To celebrate the city of Los Angeles in the wake of last year's devastating fires, AD asked a group of iconic Angelenos to share their favorite local places. This is Noah Wyle’s love letter to LA. Wyle returns to Craft Contemporary in Los Angeles, the museum founded by his grandmother, artist Edith Wyle, to explore the family legacy that helped shape LA’s art scene. Growing up inside the gallery on Wilshire Boulevard, Wyle reflects on community-driven art, the evolution of this historic block near the La Brea Tar Pits, and why preserving cultural landmarks matters in a changing city. AD is proud to partner with The Foothill Catalog Foundation and San Gabriel Valley Habitat for Humanity to help rebuild homes in Altadena. To donate, go to https://sgvhabitat.charityproud.org/Donate/Index/40825 Michael Shome - Global Visuals Director Melissa Maria - Senior Visuals editor Lizzie Soufleris - Visuals Editor

Released on 02/13/2026

Transcript

[calm ambient music]

My grandmother really felt

that art should be a democratic thing,

and she wanted to de-mythologize art

being an institutional concept

and really put it into environments where communities

and everyday people could experience and appreciate it.

So, that was the intention behind this museum,

was to make it tactile, available, inclusive,

and reflective of Los Angeles's population.

This place is amazing.

[pensive piano music]

We are in the California Craft Contemporary Museum,

which is where my grandmother, back in 1965,

founded an art gallery salon called The Egg and The Eye,

and then that later became the Craft and Folk

Art Museum of Los Angeles.

So, I spent most of my childhood in this building.

It's extremely sentimental,

both to me as Edith Wyle's grandson,

but also it's sort of got cultural significance

to the city of Los Angeles.

My grandmother was a classically trained artist

and she was a protege

to a well-known painter named Rico Lebrun.

And because of her Russian Jewish upbringing

and the sort of almost anarchistic politic views

of our family,

they were really unconventional people.

[soft ambient music]

It's really a lovely thing to drive down Wilshire Boulevard

and see the plaque that's elevated, that says,

This is Edith Wyle Square.

It means a lot, not just to me,

but I have a 10-year-old daughter

who is doing a class project last year

on Los Angeles landmarks,

and she saw that the California Craft Contemporary

was one of the choices, so she chose it,

and she got to research her own family

and our family's contributions to the city.

It's now become a perennial trip for her school.

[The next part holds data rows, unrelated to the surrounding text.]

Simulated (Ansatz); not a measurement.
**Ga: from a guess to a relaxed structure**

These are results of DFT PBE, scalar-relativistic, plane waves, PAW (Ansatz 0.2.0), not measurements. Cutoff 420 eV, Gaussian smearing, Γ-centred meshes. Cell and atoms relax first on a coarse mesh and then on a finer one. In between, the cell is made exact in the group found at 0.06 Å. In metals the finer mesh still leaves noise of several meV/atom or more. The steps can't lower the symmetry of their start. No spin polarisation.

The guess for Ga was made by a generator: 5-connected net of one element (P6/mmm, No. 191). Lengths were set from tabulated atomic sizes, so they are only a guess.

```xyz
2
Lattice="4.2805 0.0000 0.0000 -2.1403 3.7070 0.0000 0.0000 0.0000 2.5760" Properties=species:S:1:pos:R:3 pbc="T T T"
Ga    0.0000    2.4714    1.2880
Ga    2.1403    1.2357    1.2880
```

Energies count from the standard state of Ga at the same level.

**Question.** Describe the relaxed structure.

I think that's one of the other things

that I just love about this place,

is it's constantly trying to figure out ways

of making itself more relevant

and more accessible to the community,

whether that's bringing in school groups

or having classes here for adults or children,

or doing these exhibits that reflects either old messaging,

new messaging, new cultures,

new artists mixed with old influences.

It feels extremely active again, and that's very exciting.

[calm music]

I couldn't be more pleased at the administration

that's here now because they have a real appreciation

for the museum's history

and the intentionality behind its founding.

[calm music continues]

Hello, I am Frida Cano.

I'm the senior career at Craft Contemporary.

Welcome.

Part of what we do here is listening to the architecture,

and based on that, we curate and we design the flow

and the intention of what we do.

So, on this side, we have our Egg and The Eye

at Craft Contemporary Shop.

So, you'll see a curated selection

of handmade objects from different parts of the world.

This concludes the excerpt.